Fordlandia has something for everyone: Management blunders, foreign intrigue, American capitalism, Midwestern Puritanism, an attempt to move car manufacturing to northwestern Alabama, tropical boomtowns on the Amazon river, botany of the rainforest, but more importantly, Fordlandia by Greg Grandin is a true story of intercultural clash.

Ford is remembered by professors of operations management as the man who started the assembly line and paid workers five dollars per day in 1914, allowing the growth of middle class and giving them the ability to buy the product they manufactured. The dark side is that Ford resorted to different tactics in the 1920s: “speedup, which pushed the idea of synchronized assembly lines to the limits of human endurance [and] fear was … needed to forestall the discontent that such a system inevitably generated.”(p. 69)

One of Ford’s attempts at vertical integration—growing rubber in the Amazon—is the basis for this book and it is filled with interesting stories. One of them was the difference between Detroit’s industrial time and the Amazon’s agricultural time: employees in the Amazon had been plantation workers who were paced by the sun. The sun defined the start and stop times and midday marked the time to find shade and sleep. Another aspect of agricultural time is that most of the work was “performed during the relatively dry months of June to November.”(p.222) The workers were not acclimated to factory whistles and working year-round.

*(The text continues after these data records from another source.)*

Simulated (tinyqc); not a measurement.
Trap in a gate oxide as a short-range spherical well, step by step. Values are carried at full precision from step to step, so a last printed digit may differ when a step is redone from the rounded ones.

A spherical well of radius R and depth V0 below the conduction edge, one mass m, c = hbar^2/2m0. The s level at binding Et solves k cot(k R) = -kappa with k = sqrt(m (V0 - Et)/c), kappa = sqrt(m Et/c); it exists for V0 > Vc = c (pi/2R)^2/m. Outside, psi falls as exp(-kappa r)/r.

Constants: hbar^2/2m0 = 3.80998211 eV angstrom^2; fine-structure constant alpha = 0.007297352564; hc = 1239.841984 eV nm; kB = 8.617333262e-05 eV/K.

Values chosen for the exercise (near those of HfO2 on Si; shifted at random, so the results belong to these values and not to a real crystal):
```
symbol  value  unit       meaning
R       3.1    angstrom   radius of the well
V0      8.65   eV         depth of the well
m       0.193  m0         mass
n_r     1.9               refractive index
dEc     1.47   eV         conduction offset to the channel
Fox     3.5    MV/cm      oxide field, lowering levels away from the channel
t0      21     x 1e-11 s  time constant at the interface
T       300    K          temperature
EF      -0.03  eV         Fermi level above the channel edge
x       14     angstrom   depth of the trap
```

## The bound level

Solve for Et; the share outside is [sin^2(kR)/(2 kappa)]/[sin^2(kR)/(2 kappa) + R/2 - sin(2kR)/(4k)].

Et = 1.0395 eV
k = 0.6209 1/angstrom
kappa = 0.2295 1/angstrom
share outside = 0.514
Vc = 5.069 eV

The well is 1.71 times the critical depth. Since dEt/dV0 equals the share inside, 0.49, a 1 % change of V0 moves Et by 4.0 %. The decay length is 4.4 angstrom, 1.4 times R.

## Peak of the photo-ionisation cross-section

The town endured prosperous periods when shops were built where workers could spend their paychecks and difficult periods like the riots of 1930, started by a cafeteria ‘process improvement/cost-cutting’ decision, where the workers demolished many of the facilities while chanting “Brazil for Brazilians, Kill the Americans.”(p. 231) There were also natural predators that demolished capital improvements. The rubber trees were plagued with leaf fungi, lace bugs, ants, leafhoppers, moths, roaches, and especially caterpillars. You can read about the insecticide research and the double-graft (partial) solution in chapter 21.

The 23 chapters cover many aspects of Ford’s empire in the early 20th century. This is a fascinating book covering a powerful businessman and a grand experiment in vertical integration. I would recommend this book for anyone who is interested in history and intercultural aspects of global business.